The survey lists the following larger examples:
36 1/8in example in the Fitzwilliam Museum, Cambridge, made by extending the rim of a 29 1/4in charger.
34 3/8in example in the Colonial Williamsburg Museum, Virginia, again possibly made by extending the rim of a smaller charger.
30in 19th century example, whose present whereabouts are unknown, but is noted in an original list made by Dr. Robinson in 1977.
A 19th century oval example, 36in x 23in.
A Romano-British example, the same size as this lot.
The survey records five other chargers by Stephen Lawrance I; diameters 25 1/4in; 23 1/2in and two 23in.
The Borlase Baronets of Bockmer: The baronetcy of Borlase of Bockmer existed from its creation in 1642 to its extinction on the death of the second baronet without an heir in 1689.
The first Baronet, Sir John Borlase, was born at Littlecote House, the son of Sir William Borlase and his wife Amy Popham, daughter of Sir Francis Popham. In April 1640, Borlase was elected Member of Parliament for Great Marlow in the Short Parliament. His re-election as MP for Marlow to the Long Parliament in November 1640 was declared void after a dispute. Instead Borlase was returned as MP for Corfe Castle in 1641. On 4 May 1642, he was created baronet of Bockmer, in the County of Buckingham. He was disabled from sitting for his Royalist tendencies in 1644. In 1645, he was imprisoned by order of Oliver Cromwell, but released for a fine of 2400 £ a year later. After the Restoration, Borlase represented Wycombe in the Cavalier Parliament from 1661 until his death in 1672. Borlase died, aged 52 in Bockmer in Buckinghamshire and was buried in Little Marlow four days later. Borlase married Alice Bancks, daughter of Sir John Bancks, Lord Chief Justice of the Court of Common Pleas, at St Giles in the Fields, London on 4 December 1637. They had seven children, six daughters and one son. He was succeeded in the baronetcy by his only son John.
John Borlase, 2nd Baronet, succeeded his father as Baronet in 1672. In 1673, he entered the House of Commons as MP for Wycombe, representing the constituency until 1681. Borlase died unmarried and was buried in Stratton Audley in Oxfordshire. With his death the baronetcy became extinct.
Both baronets lived at Bockmer in Buckinghamshire, which their family had possessed since the mid-16th century. Their estates included the manor of Stratton Audley, Oxfordshire and Davers in Little Marlow, Buckinghamshire. William Borlase was knighted by James I in 1603, and founded the Borlase School in 1624 as a memorial to his eldest son. Sir John Borlase, First Baronet, was married to Alice (1621 – 1683), eldest daughter of Sir John Bankes. Van Dyck painted her portrait and that of her husband, Sir John. Tradition has it that they entertained Charles II and Nell Gwyn at Bockmer in 1665.
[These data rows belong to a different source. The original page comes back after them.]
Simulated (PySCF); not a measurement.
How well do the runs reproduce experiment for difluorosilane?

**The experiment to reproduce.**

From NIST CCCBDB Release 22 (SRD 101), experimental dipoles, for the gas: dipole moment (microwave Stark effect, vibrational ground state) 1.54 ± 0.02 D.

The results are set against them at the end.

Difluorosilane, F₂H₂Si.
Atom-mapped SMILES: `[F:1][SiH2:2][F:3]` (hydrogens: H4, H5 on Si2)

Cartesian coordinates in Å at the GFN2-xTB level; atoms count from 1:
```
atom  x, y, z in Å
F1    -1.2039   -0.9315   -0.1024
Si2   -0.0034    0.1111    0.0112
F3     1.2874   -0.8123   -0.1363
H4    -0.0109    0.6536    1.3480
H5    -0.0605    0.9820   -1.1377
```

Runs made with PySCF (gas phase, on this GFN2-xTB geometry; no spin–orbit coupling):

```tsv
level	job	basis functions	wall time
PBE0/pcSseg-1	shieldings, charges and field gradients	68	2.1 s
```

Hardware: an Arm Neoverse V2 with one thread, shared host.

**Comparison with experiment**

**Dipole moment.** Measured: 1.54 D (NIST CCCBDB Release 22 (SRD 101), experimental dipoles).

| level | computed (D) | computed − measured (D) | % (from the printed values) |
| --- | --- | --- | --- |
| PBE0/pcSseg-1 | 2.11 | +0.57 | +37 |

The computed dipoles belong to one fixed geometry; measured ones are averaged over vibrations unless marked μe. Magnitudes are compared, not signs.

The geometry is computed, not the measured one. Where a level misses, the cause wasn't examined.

A rare George II yew-wood Cwpwrdd tridarn from North Wales, circa 1730-60. Estimate £5,000-8,000 (€6,300 – 10,000). Photo Bonhams.
Typically in three parts, the open-canopy with baluster-silhouette side slats and baluster-turned column-supports, the middle-section having a triple tablet and pendant-hung frieze, enclosing a pair of recessed flattened ogee-arched cupboard doors later centred by an open mirror-backed recess, over three drawers and a pair of conforming cupboard doors centred by a fixed pointed-arched fielded panel, 144cm wide x 52cm deep x 143cm high, (56 1/2in wide x 20in deep x 56in high)
It is exceptionally rare for a Cypwrdd tridarn to be constructed in yew-wood, rather than using traditional oak. Even the drawer-linings and backboards found here are made in yew.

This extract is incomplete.